# Racin' at Hojoes



## hojoe (Dec 1, 2004)

Well I couldn't believe it. The HOGITS (HOGuysInTheShed) guys left the comfort of the shed and visited Carolton Road Course. Everybody got a few laps in, but since I only have two lanes we had to take turns. There was no formal racing, but I think everybody had good time. Leaving the track is highly discouraged since every crash usually takes out several spectators, but hey they will stand back up LOL. It's really nice to share my track since usually I am running by myself. Lendell, Nick and Ron are always welcome. They said that the pictures don't really do it justice, so you will all have to stop by and see it.
I had to get my collection out so everybody could see it.








Nick and Ron share a dirty joke.








Lendell surveys the lay of the land.








Ron and Lendell get ready to run a few laps.








I thought Nick was gonna get in one of the boxes.
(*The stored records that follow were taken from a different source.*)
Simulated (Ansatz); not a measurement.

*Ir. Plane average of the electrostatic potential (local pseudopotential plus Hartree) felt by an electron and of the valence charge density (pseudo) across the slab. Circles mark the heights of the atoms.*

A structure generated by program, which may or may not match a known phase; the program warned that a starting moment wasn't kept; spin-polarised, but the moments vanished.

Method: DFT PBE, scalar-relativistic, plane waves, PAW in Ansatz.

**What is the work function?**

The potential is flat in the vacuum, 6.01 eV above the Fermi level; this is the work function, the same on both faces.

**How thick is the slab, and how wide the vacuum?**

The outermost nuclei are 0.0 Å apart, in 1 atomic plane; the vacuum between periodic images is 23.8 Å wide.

Sorry about te fuzzy pics. I'm still learning how to use my new camera.
hojoe


----------



## slotcarman12078 (Oct 3, 2008)

I still like the way you laid out your track hojoe. You got a lot of running room on a smaller sized table without it looking cramped! I'm glad you guys got together for some fun! Amazing collection you got there too!! Dang!! :thumbsup::thumbsup::thumbsup::thumbsup:


----------



## fordcowboy (Dec 27, 1999)

It was great to take a small road trip. We had a good time. The pictures don't the layout justice. And before anybody gets any ideas - I've already asked Joe to will me his cars if something happens to him before me.  We talked about the cars the track all the way home. Now Nick wants to re-do his track. It'll take him forever to get it done. He'll never be happy with it.


----------



## videojimmy (Jan 12, 2006)

wow, how many cars do you have?


----------



## hojoe (Dec 1, 2004)

videojimmy said:


> wow, how many cars do you have?


At last count I had 1020, but there are new ones arriving every day and projects being completed all the time.
hojoe


----------